China must brace for ‘digital cold war’ with US as battle for tech supremacy heats up
- The digital economy will be the next battleground for strategic competition among powers, says top Chinese think tank analyst
- Separately, former finance vice-minister Zhu Guangyao says US efforts to contain China ‘not good for the global digital economy’
China needs to brace for a “digital cold war” with the United States as the two nations go head-to-head for dominance of the internet economy.
The warning from a top Chinese think tank analyst comes amid heightened technological rivalry between the world’s two largest economies and not long after Beijing unveiled a blueprint to ramp up China’s tech capabilities by 2025.
“The US has adopted a ‘small yard, high fence’ strategy to suppress China with a whole-of-government approach,” said Zhang Monan, chief researcher with the US-Europe Institute at the China Centre for International Economic Exchanges (CCIEE).
Washington is likely to impose stronger restrictions on sensitive American technology, adding to its tool kit of export blacklists, long-arm jurisdiction and investment security reviews, she said at a CCIEE virtual forum earlier this week.
At the same event, former Chinese finance vice-minister Zhu Guangyao also criticised Washington for trying to contain China’s digital advance.
He singled out the proposed Alliance for the Future of the Internet, a US-led initiative that seeks to gather like-minded countries to promote an open and secure internet, saying it would “divide the internet and build two systems”.
“This is not good for the global digital economy and even themselves in the end,” Zhu said.
The comments come just over a week after Beijing published a new digital economy five-year plan for 2021-25.
The plan endorsed a target for core industries in China’s digital economy to account for 10 per cent of gross domestic product by 2025, up from 7.8 per cent in 2020.
It also noted that “all major countries … are undertaking strategic planning and taking the initiative to create new competitive advantages to reshape the international landscape in the digital age”.
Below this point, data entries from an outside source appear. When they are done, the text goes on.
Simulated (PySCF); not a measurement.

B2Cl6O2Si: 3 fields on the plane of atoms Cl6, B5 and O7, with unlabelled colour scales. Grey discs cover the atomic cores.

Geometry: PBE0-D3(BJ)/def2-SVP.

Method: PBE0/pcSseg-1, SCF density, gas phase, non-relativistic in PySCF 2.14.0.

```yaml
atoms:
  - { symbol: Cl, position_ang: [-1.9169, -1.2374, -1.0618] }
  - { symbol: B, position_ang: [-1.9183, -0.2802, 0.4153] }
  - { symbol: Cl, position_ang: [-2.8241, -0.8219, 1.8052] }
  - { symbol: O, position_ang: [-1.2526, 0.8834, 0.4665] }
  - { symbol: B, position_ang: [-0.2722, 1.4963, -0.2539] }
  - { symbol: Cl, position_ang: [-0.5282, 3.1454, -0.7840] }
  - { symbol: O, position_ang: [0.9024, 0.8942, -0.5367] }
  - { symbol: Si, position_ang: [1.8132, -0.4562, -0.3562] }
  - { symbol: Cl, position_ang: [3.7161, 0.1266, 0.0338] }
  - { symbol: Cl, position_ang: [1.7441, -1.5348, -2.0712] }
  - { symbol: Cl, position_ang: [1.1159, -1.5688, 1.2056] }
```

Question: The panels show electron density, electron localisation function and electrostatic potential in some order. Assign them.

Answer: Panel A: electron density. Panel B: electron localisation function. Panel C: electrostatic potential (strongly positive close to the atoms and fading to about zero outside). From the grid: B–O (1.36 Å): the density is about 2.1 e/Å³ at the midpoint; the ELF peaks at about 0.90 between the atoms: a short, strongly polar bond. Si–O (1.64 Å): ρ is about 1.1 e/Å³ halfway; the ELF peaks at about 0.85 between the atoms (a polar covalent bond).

Beijing’s drive to grow its digital sector, gain technological independence and have a say in international rule making has ratcheted up concern among Western nations.
US President Joe Biden has said market democracies, not China, should write 21st-century rules around trade and technology.
Zhang said the US and the European Union have linked regulation of the digital economy with ideology, human rights and geopolitics. That meant it was not only “about economic or technological competition, but more a competition for rules and sovereignty”.
The digital economy would be the next battleground of strategic competition among powers, she said.
“The rapid changes brought about by hi-tech development, like artificial intelligence and quantum communication, have closely integrated some pure technical and economic problems with national security. China and the US must communicate on such issues,” Zhu said separately at a press briefing on Friday.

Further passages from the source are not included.